The Navhind Times Archive

Rahul Gandhi expresses “regret” in SC over remarks on Rafale verdict

New Delhi: Congress President Rahul Gandhi expressed “regret” once again in the Supreme Court on Monday for his “chowkidar chor hai” remark on the Rafale judgement, which the apex court had said was “incorrectly attributed” to it.

The apex court on April 15 had given a categorical clarification that in its Rafale verdict there was no occasion for it to make a mention of the contemptuous observation that “chowkidar Narendra Modi chor hain” as has been attributed to it by Gandhi.

Gandhi, who filed a fresh affidavit following the formal notice issued to him by the apex court on a criminal contempt petition filed against him by BJP MP Meenakshi Lekhi, has written the word “regret” in bracket.
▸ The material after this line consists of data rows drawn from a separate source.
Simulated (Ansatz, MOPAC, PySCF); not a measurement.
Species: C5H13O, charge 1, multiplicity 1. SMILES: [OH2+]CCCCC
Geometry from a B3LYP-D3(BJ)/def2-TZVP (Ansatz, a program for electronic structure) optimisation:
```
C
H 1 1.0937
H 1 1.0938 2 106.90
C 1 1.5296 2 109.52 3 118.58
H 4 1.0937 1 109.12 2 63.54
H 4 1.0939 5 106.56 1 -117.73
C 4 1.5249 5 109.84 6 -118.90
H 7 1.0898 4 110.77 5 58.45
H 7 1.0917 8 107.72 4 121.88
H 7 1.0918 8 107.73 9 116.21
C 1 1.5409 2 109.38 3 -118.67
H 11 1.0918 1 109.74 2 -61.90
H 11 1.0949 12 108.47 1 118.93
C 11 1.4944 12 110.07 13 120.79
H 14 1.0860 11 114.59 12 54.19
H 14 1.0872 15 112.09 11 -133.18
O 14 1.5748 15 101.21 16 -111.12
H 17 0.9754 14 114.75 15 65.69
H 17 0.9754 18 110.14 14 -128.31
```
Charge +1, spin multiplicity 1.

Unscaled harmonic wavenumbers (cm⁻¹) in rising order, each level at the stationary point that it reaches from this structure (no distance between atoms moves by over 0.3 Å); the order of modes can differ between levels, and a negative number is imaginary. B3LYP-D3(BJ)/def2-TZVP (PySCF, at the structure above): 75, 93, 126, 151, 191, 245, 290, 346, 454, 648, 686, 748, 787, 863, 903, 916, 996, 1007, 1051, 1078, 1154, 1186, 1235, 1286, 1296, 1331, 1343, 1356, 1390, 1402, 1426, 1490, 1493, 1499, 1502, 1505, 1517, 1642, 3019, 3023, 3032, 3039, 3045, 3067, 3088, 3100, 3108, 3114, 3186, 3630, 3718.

On April 22, Gandhi had filed an affidavit in response to the apex court’s order asking him to give an explanation over his remarks and had said that he was expressing “regret” over it.

However, during the hearing in the matter on April 23, senior advocate Mukul Rohatgi, appearing for Lekhi, had told a bench headed by Chief Justice Ranjan Gogoi that the word ‘regret’ was in a bracket and actually it was a “lip service of

apology”.

In his fresh affidavit, Gandhi reiterated what he had said in his explanation earlier that his statement was made in the “heat of political campaigning” and there was not the “slightest intention to insinuate” anything regarding the Supreme Court proceedings in any

manner.

He said his April 10 statement was made in purely political context to counter the “misinformation campaign” being led by senior BJP functionaries as well as the government that the apex court verdict on December 14 last year was a “clean chit” to the Centre regarding all the aspects of the Rafale deal.

“My statement was made in the heat of political campaigning. It has been used (and misused) by my political opponents to project that I had deliberately and intentionally suggested that this Court had said ‘Chowkidar Chor Hai’! Nothing could be farther from my mind,” he said in his 28-page affidavit.

“It is also clear that no court would ever do that and hence the unfortunate references (for which I express regret) to the court order and to the political slogan in juxtaposition the same breath in the heat of political campaigning ought not to be construed as suggesting that the court had given any finding or conclusion on that issue,” Gandhi said in his affidavit filed through advocate Sunil Fernandes.

Gandhi clarified that he did not have the “slightest or remotest intention, desire or even thought process, to bring the court into the political arena or bring it into disrepute or attribute to it deliberately or willfully that which the court had not said or meant”.